It has now been three hundred years since Sir Robert Walpole was appointed as Britain’s first Prime Minister in April 1721.

Walpole’s rise to power owes itself largely to the limited ability of King George I to speak English (he was German) and the king’s frequent absences from court and lack of interest in British public life. Although the term was informally used in Walpole’s time, it did not become an official title until the government of Sir Henry Campbell-Bannerman (1905-08). The Prime Minister is also known as First Lord of the Treasury. Boris Johnson became the 55th Prime Minister of Great Britain in 2019.

Walpole (1721-42) held the position for over twenty years, longer than anyone else. Margaret Thatcher was the seventh longest serving PM between 1979 and 1990, the longest record of anyone in the last hundred years. She was also the first woman Prime Minister of the UK. Theresa May (2016-19) was the second.

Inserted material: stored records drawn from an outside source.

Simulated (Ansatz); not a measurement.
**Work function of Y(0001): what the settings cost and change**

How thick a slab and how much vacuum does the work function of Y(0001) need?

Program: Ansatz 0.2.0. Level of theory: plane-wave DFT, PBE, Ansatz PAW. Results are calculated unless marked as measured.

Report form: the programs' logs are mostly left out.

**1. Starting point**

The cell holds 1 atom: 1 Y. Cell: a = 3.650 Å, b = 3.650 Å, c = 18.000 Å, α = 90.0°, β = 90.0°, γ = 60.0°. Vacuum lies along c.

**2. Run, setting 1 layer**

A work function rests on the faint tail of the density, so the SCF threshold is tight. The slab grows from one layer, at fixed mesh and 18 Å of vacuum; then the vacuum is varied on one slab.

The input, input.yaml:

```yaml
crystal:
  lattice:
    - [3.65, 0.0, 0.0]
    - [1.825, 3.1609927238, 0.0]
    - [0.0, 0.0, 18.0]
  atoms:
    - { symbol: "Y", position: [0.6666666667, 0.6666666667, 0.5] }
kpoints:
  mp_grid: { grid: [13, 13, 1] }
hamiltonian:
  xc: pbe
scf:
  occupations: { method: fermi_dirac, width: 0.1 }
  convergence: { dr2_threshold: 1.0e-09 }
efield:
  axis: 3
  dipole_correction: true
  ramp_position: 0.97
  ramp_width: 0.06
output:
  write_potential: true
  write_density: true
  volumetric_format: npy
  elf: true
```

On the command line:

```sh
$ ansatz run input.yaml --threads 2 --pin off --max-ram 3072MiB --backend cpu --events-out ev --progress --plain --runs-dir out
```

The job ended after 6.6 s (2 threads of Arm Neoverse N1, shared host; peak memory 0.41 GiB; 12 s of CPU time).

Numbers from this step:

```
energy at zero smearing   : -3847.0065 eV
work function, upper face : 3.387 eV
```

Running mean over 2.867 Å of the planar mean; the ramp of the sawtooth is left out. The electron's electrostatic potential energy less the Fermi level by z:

The youngest ever was William Pitt the Younger who was just 24 when he was appointed PM (1783-1801, 1804-06). No PM has been appointed who was under the age of forty since the 18th century, since Pitt the Younger, in fact, who was himself the only one ever appointed before he reached thirty. David Cameron (2010-16) was just 43 when he became PM and was the youngest person to hold the post since the 42-year-old Earl of Liverpool (1812-27).

Liverpool had succeeded Spencer Perceval (1809-12) who had the unfortunate distinction of becoming the only British Prime Minister to be assassinated. His assassin, John Bellingham, shot him in the lobby of the House of Commons in 1812. Bellingham had been a merchant who was seeking compensation after being imprisoned. He was hanged a week later. Five other Prime Ministers have died in office, all of natural causes and all before 1830.

The oldest ever British Prime Minister was William Gladstone (1868-74, 1880-85, 1886, 1892-94) who was eighty-four when he finally left office. Gladstone famously coined the phrase, “a young man in a hurry” to describe the young Winston Churchill, a man busy establishing himself as a soldier, journalist and as a potential statesman in the 1890s. Sixty years later, Churchill (1940-45, 1951-55) was in Gladstone’s position. He was eighty-one when he left Downing Street in 1955, the first PM of the present Queen’s reign.

In 2005, James Callaghan died one day before his 93rd birthday, making him the longest lived former Prime Minister there has ever been. Callaghan (1976-79) is unique in several respects. He is the only person ever to have held all four of the great offices of state (Chancellor of the Exchequer, Home Secretary, Foreign Secretary and PM). He was also married longer than any other PM: Audrey, his wife of 67 years, died just eleven days before he did. Callaghan is also often stated to have been the tallest British PM (he was 6ft 1in). Other sources say Lord Salisbury (1885-86, 1886-92, 1895-1902) was 6ft 4in and thus taller.

Lord Salisbury was Queen Victoria’s last Prime Minister and also the last to lead from the House of Lords. Lord Home became PM in 1963 quickly renouncing his peerage to do so, taking advantage of new laws made possible after a lengthy campaign by the former Viscount Stansgate. Stansgate had become Labour MP, Anthony Wedgwood Benn, later just Tony Benn. Home led for just one year as Alec Douglas-Home (1963-64).

Four Prime Ministers have been bachelors, most recently Edward Heath (1970-74) and nine have been widowers, most recently Ramsay MacDonald (1924, 1929-35). The Duke of Grafton (1768-70) is to date the only PM to have divorced and remarried while in office. This may change. Boris Johnson is separated from his wife, Marina Wheeler and engaged to be married to Carrie Symonds. They are the first couple not married to each other to live together in Downing Street.

Boris Johnson is also only the second British Prime Minister to be born outside the UK. Andrew Bonar Law (1922-23) was born in Canada. Boris Johnson was born in New York.